HARMONY — Farmers in southeast Minnesota have more to worry about than their own bottom lines.
Such concerns were addressed during the “Farming in Karst Country” field day on July 18 at Niagara Cave in Harmony.
Presentations by two local farmers highlighted soil-building practices, water movement and what it's like to farm on karst geology.
According to Land Stewardship Project, who hosted the event, no-till farming, cover crops and rotational grazing can not only improve soil health, but underground streams as well.
According to the Minnesota Pollution Control Agency, the unusual karst geography of southeastern Minnesota has features like caves, hollows and rolling hills that are formed mostly of limestone. This kind of topography makes water in the area more difficult to protect from contaminants.
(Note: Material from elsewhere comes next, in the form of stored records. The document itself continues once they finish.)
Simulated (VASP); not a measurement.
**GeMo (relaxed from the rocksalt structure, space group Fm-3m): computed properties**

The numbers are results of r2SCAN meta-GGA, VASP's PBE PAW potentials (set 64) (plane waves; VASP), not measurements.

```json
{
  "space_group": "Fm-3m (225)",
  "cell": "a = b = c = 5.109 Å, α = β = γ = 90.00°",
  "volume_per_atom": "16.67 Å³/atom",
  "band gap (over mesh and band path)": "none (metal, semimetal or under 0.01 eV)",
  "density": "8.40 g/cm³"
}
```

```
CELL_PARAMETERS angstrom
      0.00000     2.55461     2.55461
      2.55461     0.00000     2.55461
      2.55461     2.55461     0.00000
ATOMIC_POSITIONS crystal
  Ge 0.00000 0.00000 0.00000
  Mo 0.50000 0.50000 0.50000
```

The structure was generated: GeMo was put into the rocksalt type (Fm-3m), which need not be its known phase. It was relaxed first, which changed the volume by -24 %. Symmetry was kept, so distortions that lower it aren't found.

Olaf Haugen, a dairy farmer on the sloping hills in Canton, talked about how he builds soil and prevents runoff on his farm. He said by focusing growing cover crops, 70 percent of his 160-head herd's feed comes from grazing.
The biggest challenges to operating a dairy farm in karst country are runoff and soil erosion, said Haugen. To combat this, he uses rotational grazing which he says builds a healthier soil that can handle a lot of moisture along with mitigating runoff. Rotational grazing is also good for nutrient distribution, said Haugen.
"With say, set stock grazing, those cattle are not going to distribute nutrients," said Haugen. "They'll go to the same spot for shade every day, and the same spot for water every day."
Cattle is moved every 12 hours in a rotational grazing system, he said, to where depends on the time of year. Haugen's cattle get all of their water when they're in the barn, so he doesn't have to worry about getting it out to them.
"You train the cattle, so they know there's water at the barn and they can come back for it," he said. "It's really not an issue."
Soil, water and farming are intricately connected with karst geology, said Martin Larsen, a fifth-generation Byron farmer and one of the presenters.
“Improving the health of our soils will help maintain the integrity of our agricultural production, groundwater and unique region," said Larsen.
Larsen uses no-till to raise conventional corn, soybeans and cover crops. He works for the Olmsted County Soil and Water Conservation District, as well as the serving president of the Minnesota Caving Club. After recently adding up his trip reports from caving, Larsen discovered that he was underground in Fillmore County for about 500 hours last year.
Through farming crops, working with the county on conservation and seeing what's going on in caves, Larsen has a detailed perspective on the karst move quickly in karst geology and affect aquatic species.
"Anytime that we have runoff from the land surface in karst country, which is quite often now with increased and more intense rainfall, it's likely going to carry into a sinkhole or a direct conduit to groundwater," said Larsen.
He explained the visual representations in karst country, such as blind valleys, where a valley ends abruptly and water cannot flow out it of on the surface. Sinkholes, he said, are closed cavities caused by a collapse of soil above fractured bedrock. There's also features that aren't as visible.
"Just because you don't see it, doesn't mean it's not there," said Larsen of karst characteristics. "And it's really hard for the science community to explain that."
To get an example of what nitrates are doing underground, Larsen collected water samples when he was recently inside the Tyson Spring Cave in Fillmore County. Only one of the four samples he took, which came from underneath an area of permanently seeded grass, was under the standard for nitrate in drinking water set by the U.S. Environmental Protection Agency. And that sample was barely under the standard.
"As a farmer, that really rings to me," said Larsen. "Because even if we are applying nitrogen at the right time and rate, in the right method, it's not good enough to get the water under our crops below the drinking water standard."
He said farmers need to do better than the status quo and better than what's required right now. Knowing that conventional tillage will cause more erosion and runoff, Larsen uses no-till and cover crop techniques.
Through what Larsen calls common sense outreach and education, area farmers are adopting similar practices and seeing great results.
"That's why I do what I do," said Larsen. "I can take this whole picture of farming to geology to soil health, and bring it together so that we can do a better job."